Group of order $pq$

Question

I am struggling with this exercise:

Let $G$ be a group of order $pq$, where $p > q$ and $p, q$ are primes.Prove that if $q|p−1$, then either $G \cong \mathbb{Z}_{pq}$ or $G \cong \mathbb{Z}_{p} \rtimes \mathbb{Z}_{q}$.
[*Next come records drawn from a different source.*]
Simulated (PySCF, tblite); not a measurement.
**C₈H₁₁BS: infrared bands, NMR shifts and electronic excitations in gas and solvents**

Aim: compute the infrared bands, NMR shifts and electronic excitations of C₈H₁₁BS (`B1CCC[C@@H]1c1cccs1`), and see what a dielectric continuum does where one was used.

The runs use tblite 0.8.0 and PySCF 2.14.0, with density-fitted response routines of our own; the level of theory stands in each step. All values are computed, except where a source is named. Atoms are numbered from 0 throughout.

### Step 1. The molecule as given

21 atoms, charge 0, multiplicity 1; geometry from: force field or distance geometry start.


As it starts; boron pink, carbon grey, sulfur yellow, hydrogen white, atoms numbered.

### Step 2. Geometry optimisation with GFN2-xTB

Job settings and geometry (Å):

I already proved the case $G \cong \mathbb{Z}_{pq}$. However, for the case $G \cong \mathbb{Z}_{p} \rtimes \mathbb{Z}_{q}$, I don't understand what it is means. The semidirect product should be defined with a homomorphism $\phi : \mathbb{Z}_{q} \to \mathrm{Aut}(\mathbb{Z}_{p})$ but the exercise doesn't give one. So I want to konw which of the following is true

1. For all homomorphism $\phi : \mathbb{Z}_{q} \to \mathrm{Aut}(\mathbb{Z}_{p})$, $G \cong \mathbb{Z}_{p} \rtimes_{\phi} \mathbb{Z}_{q}$.
2. There exist a homomorphism $\phi : \mathbb{Z}_{q} \to \mathrm{Aut}(\mathbb{Z}_{p})$ such that $G \cong \mathbb{Z}_{p} \rtimes_{\phi} \mathbb{Z}_{q}$.

If case 1 is true, could you please prove that? As $\phi$ is arbitrary, I don't know how to start.

Answer 1

Hint: if $\mathbb{Z}_p$ is normal in $G,$ what does conjugation by a generator of $\mathbb{Z}_q$ do?

Answer 2

First of all notice that $Aut(Z_{p})\cong U_{p}$ where $U_{p}$ is the group of units modulo multiplication $p$. and it has order $p-1$.

So what you are looking for is a homomorphism $f:Z_{q}\to U_{p}$. now any homomorphism is given by the image of $1$ in $Z_{q}$. so $f(1)$ divides $q$ and it must also divide $p-1$. So we are looking to map $1$ to an element $z\in U_{p}$ such that $z^{q}=1\mod p$. Now as $q|p-1$. you have an element of order $q$ in $U_{p}$ by Cauchy's theorem.

So you get a homomorphism from $Z_{q}\to Aut(Z_{p})$ such that $\phi(y)=\phi_{y}$ where $\phi_{y}(x)= xz^{y}$ . Now for $z\neq 1$ you get a non-trivial homomorphism. This will give you the semi-direct product.

Then this $\phi$ gives you the required homormorphism. If $Z_{p}$ is normal in $G$ then the homomorphism is trivial(i.e. $f(1)=1$ ) then you get that the semi-direct product coincides with the direct product. and ${Z}_{p} \rtimes_{\phi} {Z}_{q}\cong Z_{p}\times Z_{q}\cong Z_{pq}$.

If $Z_{p}$ is not normal then you get a non-trivial homomorphism and you get $G\cong {Z}_{p} \rtimes_{\phi} {Z}_{q}$ . Now the $z$ we mapped to earlier might not be unique. So in that case you compose the homomorphism with an automorphism of $Z_{q}$ to get another semi-direct product. But even in that case they will coincide . So in totality you get only two groups of order $pq$. One is cyclic and the other is non-abelian.